Full military honors were paid, including an impressive fly-past by the Portuguese Air Force, a salute of 21 guns and a big display of fire works. President Eisenhower mounted a rostrum to thank President Thomaz for his welcoming speech. He referred to his last Portuguese visit nine years ago - as NATO Commander-in-Chief - and to the occasion of his present visit, the fifth centenary of Prince Henry the Navigator. He added " Our entire history since the birth of my nation has been that of friendship, and in friendship we are members of the United Nations, we are both members of NATO, an alliance that seeks only security and peace; and our two nations, despite obstacles set in our paths by others will continue the march towards peace and freedom."

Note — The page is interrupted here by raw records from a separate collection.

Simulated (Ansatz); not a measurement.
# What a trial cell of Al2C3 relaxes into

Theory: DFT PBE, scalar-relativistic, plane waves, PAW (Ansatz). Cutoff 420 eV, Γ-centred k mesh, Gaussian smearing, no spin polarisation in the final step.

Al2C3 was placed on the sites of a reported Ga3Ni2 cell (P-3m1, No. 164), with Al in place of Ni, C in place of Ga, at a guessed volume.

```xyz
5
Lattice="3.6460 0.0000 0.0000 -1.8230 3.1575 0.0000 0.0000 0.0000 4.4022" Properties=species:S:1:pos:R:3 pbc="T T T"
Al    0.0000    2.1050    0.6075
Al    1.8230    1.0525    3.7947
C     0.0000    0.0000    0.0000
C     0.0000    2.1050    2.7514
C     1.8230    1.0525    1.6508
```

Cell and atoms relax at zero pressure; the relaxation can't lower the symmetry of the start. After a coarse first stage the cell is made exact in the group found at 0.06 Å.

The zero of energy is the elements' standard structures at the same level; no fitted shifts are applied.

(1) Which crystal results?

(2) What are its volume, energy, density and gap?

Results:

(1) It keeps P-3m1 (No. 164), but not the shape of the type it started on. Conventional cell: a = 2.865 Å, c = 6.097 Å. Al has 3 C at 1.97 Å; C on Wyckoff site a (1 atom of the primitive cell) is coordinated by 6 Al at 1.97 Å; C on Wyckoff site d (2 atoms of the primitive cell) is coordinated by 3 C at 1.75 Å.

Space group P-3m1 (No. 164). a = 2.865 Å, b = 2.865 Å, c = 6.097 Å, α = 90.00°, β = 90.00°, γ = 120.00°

President Eisenhower's press secretary told some 100 journalists that the President was "fed up and disgusted" with Mr. Khrushchev's attitude, and glad to get away from that atmosphere. Mr. Hagerty went on to say the President was sad that the summit conference had been torpedoed by Mr. Khrushchev without giving any chance for discussions of the problems facing the conference. Commenting on the failure of the Summit conference, President Eisenhower said: "Rather than being dismayed, we must tighten our belts, keep our chins up, and each of us work a little harder for the great cause of peace with justice and freedom."
That night the President received the heads of 35 diplomatic missions accredited to Portugal, and later the Portuguese Prime Minister, Dr. Salazar.